It started when I was doing installations in the mid-1970s. [One] thing that characterized my [work] is I wanted to do installations people were a part of. I did an installation at the Sonnabend Gallery in Soho in 1976 called “Where We Are Now, Who Are We Anyway.” Basically, a 60-foot table—a wooden plank with stools on either side of it—was propped up on the windowsill of the gallery and then continued out the gallery’s window. So what started as a table became a diving board.
As in all of my installations of the ‘70s, there was sound, [in the case of this artwork] a hanging speaker above the table, with a constant clock ticking, and my voice coming in saying things like, “Now that we’re all here together, what do you think, Bob?” … In other words, what I liked about the project was I found a way to use a gallery as if it was a town square, a plaza, a community meeting place.

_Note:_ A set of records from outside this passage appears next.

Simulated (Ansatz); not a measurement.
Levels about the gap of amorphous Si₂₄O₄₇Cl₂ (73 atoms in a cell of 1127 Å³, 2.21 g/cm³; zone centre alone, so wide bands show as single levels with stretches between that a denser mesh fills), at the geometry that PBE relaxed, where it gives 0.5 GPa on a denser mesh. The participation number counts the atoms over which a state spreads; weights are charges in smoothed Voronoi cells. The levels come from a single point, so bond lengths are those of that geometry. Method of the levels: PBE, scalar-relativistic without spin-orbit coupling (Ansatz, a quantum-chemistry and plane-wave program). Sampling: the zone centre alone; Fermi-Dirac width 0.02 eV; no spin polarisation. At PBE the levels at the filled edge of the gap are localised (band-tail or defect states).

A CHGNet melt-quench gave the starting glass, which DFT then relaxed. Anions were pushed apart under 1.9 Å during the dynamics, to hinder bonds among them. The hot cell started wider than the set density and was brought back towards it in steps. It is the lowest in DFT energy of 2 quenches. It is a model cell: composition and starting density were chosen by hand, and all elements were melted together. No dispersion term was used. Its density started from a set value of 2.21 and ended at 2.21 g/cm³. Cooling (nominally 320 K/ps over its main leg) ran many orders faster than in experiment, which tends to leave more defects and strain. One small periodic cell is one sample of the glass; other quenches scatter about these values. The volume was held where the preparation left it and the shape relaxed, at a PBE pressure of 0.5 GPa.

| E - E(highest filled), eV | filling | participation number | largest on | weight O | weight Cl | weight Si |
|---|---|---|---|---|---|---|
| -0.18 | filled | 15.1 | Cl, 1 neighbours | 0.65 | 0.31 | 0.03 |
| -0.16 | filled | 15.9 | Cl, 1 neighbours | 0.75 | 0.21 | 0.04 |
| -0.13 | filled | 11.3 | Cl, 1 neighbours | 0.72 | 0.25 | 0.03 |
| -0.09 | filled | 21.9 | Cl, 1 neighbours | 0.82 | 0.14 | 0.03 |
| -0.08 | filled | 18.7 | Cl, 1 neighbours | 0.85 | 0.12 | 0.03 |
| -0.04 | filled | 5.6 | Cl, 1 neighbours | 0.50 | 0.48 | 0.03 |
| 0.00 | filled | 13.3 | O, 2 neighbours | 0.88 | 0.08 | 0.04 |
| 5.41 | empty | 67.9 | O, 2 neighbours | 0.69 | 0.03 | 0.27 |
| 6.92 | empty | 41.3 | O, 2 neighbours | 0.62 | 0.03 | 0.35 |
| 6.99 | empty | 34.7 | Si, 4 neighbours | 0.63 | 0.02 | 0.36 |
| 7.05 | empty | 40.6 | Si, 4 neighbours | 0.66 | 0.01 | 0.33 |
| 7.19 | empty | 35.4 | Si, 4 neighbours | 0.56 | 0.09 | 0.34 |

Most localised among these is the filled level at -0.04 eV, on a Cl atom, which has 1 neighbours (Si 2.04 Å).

At the same time, I started to have this nagging doubt. I thought: I’m kidding myself. A gallery or museum is never going to be a public space. If I really want a public space, I better find a way to get there. So even though the work I did for even a long time after that was still in an art context, I was trying to grope my way into architecture. If I thought the artwork needed a public space, I obviously knew there were disciplines that already deal with public space: There’s architecture, maybe landscape architecture, maybe industrial design.
Can you talk about some of the transitional work you did in the 1980’s that was a sort of architecture/art hybrid?
Work of mine had always been connected with the body, so in the beginning of the 1980’s, I did a number of pieces that, in retrospect, were a kind of play architecture or practice architecture: A person sits in a swing, and the action of sitting in a swing causes walls to come up. I wanted to make a body be the cause of architecture. Can a person’s action make a shelter?
You did a number of these housing-type pieces at the time, but they were still more art than architecture.
Those pieces were a way to demonstrate a kind of house building. But eventually, I thought: but a house has to stay there. I have to find a place where people can go to and stay a while and maybe come back. So by the mid-1980’s, there were a number of house-like pieces, like “Bad Dream House”: Two upside down houses tilted against each other support a third upside down house on top. And there was a piece made from junk cars called “House of Cars.”
Then came your exhibition at the Museum of Modern Art in New York City in 1988.”
Both “Bad Dream House” and “House of Cars” were at the MoMA show. The title I gave to the show was “Vito Acconci: Public Spaces.” So there was a large green banner outside the museum with those words, and I felt the way that Jean-Paul Sartre seems to think Jean Genet felt when, as a child, he took a loaf of bread and he was called a thief, and he decided now I’m going to be a thief. When I saw that sign, I thought I can’t turn back. I’m dedicated now to creating public spaces. So it was exactly at that time in 1988 that Acconci Studios started.
What I find fascinating is that since launching Acconci Studios, you’ve never looked back. You really entirely ceased being an artist.
You were very right in what you said in your first question. I never wanted viewers, I always wanted users, participants, inhabitants. I should have realized then if I didn’t want viewers, I really didn’t want art. Because with art, no matter how many nudgings into the traditions are made, the convention is always the viewer is here, the art is there.
So the viewer is always in a position of desire and frustration. Those “Do Not Touch” signs in museums are there for a reason: The art is more expensive than people are. I hope that is an immoral position, and I wanted things to be in people’s hands, people to be inside something. You know architecture by walking through it, by being in the middle of it and not being in front of it. And I wonder if the real way you learn things is to be in the middle of something.
Can you articulate a single aesthetic sensibility that ties all your architecture work together?
If there’s anything I want a work of ours to be, I want it to be secular. I don’t want it to have any religiousness in it at all. I don’t want it to have belief. I’d like to have commitment as we work, but always commitment knowing that something is going to change. We’re not going to be committed to the same thing all the time. We want an outside to come in, so that the commitment is revised.
And what we hate about any kind of architecture is if it makes people feel small.